Wong Kim Ark does not present a problem from my perspective. It only presents a problem from the perspective of those who argue that it is the salient precedent.
You know, like Nero Germanicus. For him, it is a real problem. But I have faith that he will be able to live with the cognitive dissonance such a conundrum presents. He's always managed to do it before.
Lawyer types never seem to have a problem with claiming to simultaneously believe two different and contradictory things.
At any time from 1898 until today, Congress could pass legislation that renders the decision in U.S. v Wong Kim Ark moot or that further clarifies the holding in U.S. v Wong Kim Ark
The U.S. government’s attorneys argued in U.S. v Wong Kim Ark:
“The district court, following as being stare decisis the ruling of Mr. Justice Field in the case of Look Tin Sing (10 Sawyer, 356), sustained the claim of the respondent, held him to be a citizen by birth, and permitted him to land. The question presented by this appeal may be thus stated: Is a person born within The United States of alien parents domiciled therein a citizen thereof by the fact of his birth? The appellant maintains the negative, and in that behalf assigns as error the ruling of the district court that the respondent is a natural-born citizen, and on that ground holding him exempt from the provisions of the Chinese exclusion act and permitting him to land.”
The federal government attorneys went on to argue: “Are Chinese children born in this country to share with the descendants of the patriots of the American Revolution the exalted qualification of being eligible to the Presidency of the nation, conferred by the Constitution in recognition of the importance and dignity of citizenship by birth?”
And finally the government argued: “To hold that Wong Kim Ark is a natural-born citizen within the ruling now quoted, is to ignore the fact that at his birth he became a subject of China by reason of the allegiance of his parents to the Chinese Emperor. That fact is not open to controversy, for the law of China demonstrates its existence. He was therefore born subject to a foreign power; and although born subject to the laws of the United States, in the sense of being entitled to and receiving protection while within the territorial limits of the nationa right of all aliensyet be was not born subject to the political jurisdiction thereof, and for that reason is not a citizen. The judgment and order appealed from should be reversed, and the respondent remanded to the custody of the collector.”
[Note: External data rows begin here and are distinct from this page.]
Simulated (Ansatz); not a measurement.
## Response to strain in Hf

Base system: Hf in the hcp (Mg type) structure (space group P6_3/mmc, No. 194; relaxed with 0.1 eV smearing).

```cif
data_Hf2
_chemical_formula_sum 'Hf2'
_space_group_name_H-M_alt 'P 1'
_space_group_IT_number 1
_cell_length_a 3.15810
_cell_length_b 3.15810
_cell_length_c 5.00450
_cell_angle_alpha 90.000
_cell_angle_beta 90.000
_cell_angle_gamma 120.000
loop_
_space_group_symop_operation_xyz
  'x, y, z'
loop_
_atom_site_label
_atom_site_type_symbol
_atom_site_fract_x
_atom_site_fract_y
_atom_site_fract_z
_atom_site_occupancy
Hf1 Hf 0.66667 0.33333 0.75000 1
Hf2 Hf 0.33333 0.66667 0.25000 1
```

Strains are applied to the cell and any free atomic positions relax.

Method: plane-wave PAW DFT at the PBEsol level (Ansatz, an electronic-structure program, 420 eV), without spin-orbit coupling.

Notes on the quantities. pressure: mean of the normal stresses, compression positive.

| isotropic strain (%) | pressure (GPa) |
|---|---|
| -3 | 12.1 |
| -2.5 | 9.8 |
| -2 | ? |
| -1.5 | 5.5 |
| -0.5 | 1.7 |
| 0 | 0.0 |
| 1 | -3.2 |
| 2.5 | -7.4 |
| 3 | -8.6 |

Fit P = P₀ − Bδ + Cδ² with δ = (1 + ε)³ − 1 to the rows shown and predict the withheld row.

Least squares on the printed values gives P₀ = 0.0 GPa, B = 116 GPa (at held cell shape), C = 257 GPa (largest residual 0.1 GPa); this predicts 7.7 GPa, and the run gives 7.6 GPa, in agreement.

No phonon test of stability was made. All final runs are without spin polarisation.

The Supreme Court ruled against the government’s position 6 to 2 and for Wong Kim Ark’s position.
How the current Supreme Court might rule on the circumstances of Senator Cruz’s birth in Canada to one U.S. citizen parent and an alien father and what role the holding in U.S. v Wong Kim Ark might play in their decision remains to be seen.
“You know, like Nero Germanicus. For him, it is a real problem. But I have faith that he will be able to live with the cognitive dissonance such a conundrum presents. He’s always managed to do it before.”
There is no cognitive dissonance on my part concerning those two categories of writings in an opinion.